Since February 2017, the EURAUD has been in an uptrend. The higher lows and higher highs tell us that much.
However, Wednesday’s close punched a sizable hole in that narrative. Not only did sellers take out the 1.5770 horizontal level, but they also took out the trend line that extends from the 2017 low.
Yesterday’s breakdown leaves us with a confluence of resistance in the 1.5770 region. As such, I suspect any retest of this area as new resistance will attract an influx of selling pressure.
One reason I like the EURAUD here has to do more with the well defined horizontal levels than anything else. In addition to 1.5770, market participants have carved other obvious levels such as 1.5620 and 1.5480.
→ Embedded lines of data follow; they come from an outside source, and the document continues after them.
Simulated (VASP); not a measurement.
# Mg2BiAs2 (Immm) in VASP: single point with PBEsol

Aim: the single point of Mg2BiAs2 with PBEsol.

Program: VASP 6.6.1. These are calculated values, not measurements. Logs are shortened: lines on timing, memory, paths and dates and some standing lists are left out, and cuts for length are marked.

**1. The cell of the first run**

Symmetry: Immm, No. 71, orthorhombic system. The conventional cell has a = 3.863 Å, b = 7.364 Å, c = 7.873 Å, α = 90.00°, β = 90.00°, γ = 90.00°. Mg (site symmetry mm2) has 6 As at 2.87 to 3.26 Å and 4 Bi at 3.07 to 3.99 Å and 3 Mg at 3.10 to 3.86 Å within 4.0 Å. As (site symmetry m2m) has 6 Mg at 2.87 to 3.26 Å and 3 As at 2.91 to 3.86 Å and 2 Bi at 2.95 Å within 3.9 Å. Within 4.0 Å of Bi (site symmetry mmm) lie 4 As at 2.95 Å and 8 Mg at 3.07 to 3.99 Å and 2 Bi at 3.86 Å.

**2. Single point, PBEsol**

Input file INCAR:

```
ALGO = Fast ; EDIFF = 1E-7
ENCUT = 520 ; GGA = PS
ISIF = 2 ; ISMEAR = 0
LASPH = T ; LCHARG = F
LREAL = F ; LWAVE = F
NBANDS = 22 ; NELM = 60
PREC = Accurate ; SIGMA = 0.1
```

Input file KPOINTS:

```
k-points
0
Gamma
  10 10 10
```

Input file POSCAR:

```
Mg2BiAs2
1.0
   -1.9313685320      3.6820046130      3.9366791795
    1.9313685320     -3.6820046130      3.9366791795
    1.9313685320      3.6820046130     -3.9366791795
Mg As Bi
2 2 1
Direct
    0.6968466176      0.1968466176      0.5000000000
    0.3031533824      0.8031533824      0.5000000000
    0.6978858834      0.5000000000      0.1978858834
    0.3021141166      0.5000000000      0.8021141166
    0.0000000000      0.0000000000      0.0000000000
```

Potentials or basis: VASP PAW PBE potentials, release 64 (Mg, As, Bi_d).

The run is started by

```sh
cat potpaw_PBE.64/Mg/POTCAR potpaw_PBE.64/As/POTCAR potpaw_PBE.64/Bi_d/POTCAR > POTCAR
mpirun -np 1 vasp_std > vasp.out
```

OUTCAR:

I always like to see a market respecting key areas before considering an entry. Breakouts from distinct technical patterns can be profitable, but only if you can identify probable targets.
In the case of the EURAUD, the first target comes in at 1.5620. Of course, that depends on whether or not sellers can successfully defend the confluence of resistance at 1.5770.
As long as the 1.5770 area holds as new resistance on a daily closing basis (New York 5 pm EST), I’ll remain cautiously bearish the EURAUD. The reason I’m staying particularly cautious here has to do with the uptrend that’s been in place for over a year.
Alternatively, a daily close back above the 1.5770 area would negate the bearish outlook and re-expose 1.5890.